The delinquency rate for single-family residential properties rose slightly to 4.47% of all loans outstanding at the end of the third quarter, marking an increase of 11 basis points from the same period a year ago.
The share of loans with foreclosure activity dipped one basis point to 0.23% quarter-over-quarter, the lowest this percentage has been since the fourth quarter of 1985.
“Despite the small [delinquency rate] uptick this quarter, the healthy economy is overall supporting low mortgage delinquencies and foreclosure inventories,” Marina Walsh, vice president of industry analysis at the MBA, said in a press release.
“Unemployment is at its lowest level since 1969, wages have grown 3.1% year-over-year — the biggest jump in almost a decade — and job growth is averaging over 212,000 jobs per month thus far,” she said.
Contributing to the increase in delinquencies in the third quarter were natural disasters like Hurricane Florence and Tropical Storm Gordon, which caused considerable delinquency growth in the affected states of North Carolina, South Carolina, Mississippi, Arkansas and Alabama. It could take several quarters for rates in these areas to return to normal, according to Walsh.

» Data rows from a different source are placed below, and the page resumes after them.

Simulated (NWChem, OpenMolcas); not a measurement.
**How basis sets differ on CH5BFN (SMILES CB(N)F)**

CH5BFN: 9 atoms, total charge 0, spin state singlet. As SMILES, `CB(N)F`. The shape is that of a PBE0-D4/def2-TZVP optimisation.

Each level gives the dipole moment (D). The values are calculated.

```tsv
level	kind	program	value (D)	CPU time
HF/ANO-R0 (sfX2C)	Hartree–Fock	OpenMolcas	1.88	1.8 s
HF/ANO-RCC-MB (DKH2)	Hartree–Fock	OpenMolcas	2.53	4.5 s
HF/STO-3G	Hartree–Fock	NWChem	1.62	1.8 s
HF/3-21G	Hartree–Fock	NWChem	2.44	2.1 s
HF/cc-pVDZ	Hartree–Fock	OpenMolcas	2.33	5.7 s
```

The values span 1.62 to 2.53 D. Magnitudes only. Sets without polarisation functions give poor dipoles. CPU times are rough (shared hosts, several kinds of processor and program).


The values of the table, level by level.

By loan type, delinquencies dropped across the board on a year-over-year basis; the share of delinquencies for conventional loans fell 41 basis points, while the percentage of Federal Housing Administration and U.S. Department of Veterans Affairs loans declined 44 basis points and 8 basis points, respectively.
Corrected November 8, 2018 at 5:21PM: This story has been updated to clarify the MBA report only covers mortgage delinquency data.